Indonesian Cassava Fritters Stuffed with Coconut Sugar - A Guest Post from Indonesia Eats

Super thrilled that Pepy of Indonesia Eats agreed to do my first ever guest post here. I can't even recall when was it first that I came across her fantastic site but ever since I've been having an ongoing dialogue with her about her home country's fascinating cuisine.  

Pepy is thorough and educated in her research and is a fountain of culinary knowledge. Always has incredible suggestions for substitutions due to dietary restrictions. In her recent post she suggested I use katsuobushi, a Japanese smoked fish flakes, made from skipjack tuna, instead of ground dried shrimp asked for in her most recent Palembangese Stuffed Fish Cake With Green Papaya post.

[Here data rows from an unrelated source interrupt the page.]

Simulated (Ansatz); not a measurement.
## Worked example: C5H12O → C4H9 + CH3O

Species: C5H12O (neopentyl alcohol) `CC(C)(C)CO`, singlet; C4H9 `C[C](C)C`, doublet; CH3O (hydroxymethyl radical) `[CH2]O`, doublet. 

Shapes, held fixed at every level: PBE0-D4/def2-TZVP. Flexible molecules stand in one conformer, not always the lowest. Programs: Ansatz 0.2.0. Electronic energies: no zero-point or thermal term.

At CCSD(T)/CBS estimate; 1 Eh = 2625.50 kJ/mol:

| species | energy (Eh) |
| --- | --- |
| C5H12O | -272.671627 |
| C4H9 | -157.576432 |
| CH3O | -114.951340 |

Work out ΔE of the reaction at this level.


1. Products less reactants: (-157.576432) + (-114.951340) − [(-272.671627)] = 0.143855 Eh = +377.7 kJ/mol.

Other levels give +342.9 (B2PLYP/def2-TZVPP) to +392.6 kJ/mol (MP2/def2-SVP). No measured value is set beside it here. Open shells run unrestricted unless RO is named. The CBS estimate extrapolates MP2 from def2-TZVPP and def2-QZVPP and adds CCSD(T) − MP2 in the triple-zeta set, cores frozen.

But let me take few steps back, I do have much respect for the content on Pepy's site but what grabbed me first was her sense of style. Among so many talented photographers and food stylists her unique photographic vision sets her apart. Pepy's site transforms you to exotic yet accessible culinary world. So it won't come as a surprise to you that she was one of the inspiring Asian food sites in my Blog Awards and Happy Year of the Rabbit post.

When she emailed me the introduction my heart was filled with warmth. This recipe was especially developed for me and this site, I am honored. Make your holiday extra special and go and pick up frozen shredded Cassava (Yuca) at the Asian grocery store or fresh Yuca at the Hispanic/Mexican supermarket. Shredded fresh Yuca works just as well and I have seen the root at main stream area supermarkets as well. Without further ado let me introduce to you, Pepy!
My fourth guest post for other bloggers. Shulie of Food Wanderings, is such a sweetheart who loves learning other cultures' dishes. Both of us have been tweeting along for quite some time now. I still recalled the day when she told me that she finally found fresh turmeric and how she loves the distinct flavour of fresh one compare to the powder ones.

One day, she sent me a DM. . She asked me if I can be her guest blog post. Being a reader of Shulie's tweets on a daily basis, I was kinda grabbing the basic of Shulie's blog. To be safe, I asked her if she needs any special diet for this post. I was a former cook by trade for a commercial kitchen so I'm aware for some different dietary restrictions. This cassava fritter is especially made for Shulie.

There are 3 different names that I know for this cassava fritters stuffed with coconut sugar. Javanese knows as jemblem while Sundanese (West Javanese) calls it misro (amis di jero - meaning sweet inside) and the Balinese calls it pulung-pulung ubi.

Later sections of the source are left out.